One of the ultimate goals of the ESA Ariel space mission is to shed light on the formation pathways and evolution of planetary systems in the Solar neighbourhood. Such an endeavour is only possible by performing a large chemical survey of not only the planets, but also their host stars, inasmuch as stellar elemental abundances are the cipher key to decode the planetary compositional signatures.

This work aims at providing homogeneous abundances of C, N, and O of a sample of 181 stars belonging to the Tier 1 of the Ariel Mission Candidate Sample. We applied the spectral synthesis and the equivalent width methods to a variety of atomic and molecular indicators (C I lines at 5052 and 5380.3 A, [O I] forbidden line at 6300.3 A, C_2 bands at 5128 and 5165 A, and CN band at 4215 A) using high-resolution and high S/N spectra collected with several spectrographs.

We provide carbon abundances for 180 stars, nitrogen abundances for 105 stars, and oxygen abundances for 89 stars. We analyse the results in the light of the Galactic chemical evolution, and in terms of the planetary companions properties. Our sample basically follows the typical trends with metallicity expected for the [C/Fe], [N/Fe], and [O/Fe] abundance ratios. The fraction between C and O abundances, both yields of primary production, is consistent with a constant ratio as [O/H] increases, whereas the abundance of N tends to increase with the increasing of the O abundance, supporting the theoretical assumption of a secondary production of nitrogen.

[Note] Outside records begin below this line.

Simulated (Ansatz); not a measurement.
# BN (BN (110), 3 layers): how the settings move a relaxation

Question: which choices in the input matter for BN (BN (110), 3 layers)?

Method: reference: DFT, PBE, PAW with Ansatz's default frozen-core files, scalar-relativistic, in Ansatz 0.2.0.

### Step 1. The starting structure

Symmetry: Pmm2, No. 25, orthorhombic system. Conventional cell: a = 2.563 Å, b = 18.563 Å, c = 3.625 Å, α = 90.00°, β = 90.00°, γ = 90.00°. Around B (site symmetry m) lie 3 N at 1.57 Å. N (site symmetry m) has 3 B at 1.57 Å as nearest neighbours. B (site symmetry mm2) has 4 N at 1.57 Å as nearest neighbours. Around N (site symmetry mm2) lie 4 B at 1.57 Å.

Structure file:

The [C/N], [C/O], and [N/O] ratios are also correlated with [Fe/H], which might introduce biases in the interpretation of the planetary compositions and formation histories if host stars of different metallicity are compared. We provide relations that can be used to qualitatively estimate whether the atmospheric composition of planets is enriched or not with respect to the host stars.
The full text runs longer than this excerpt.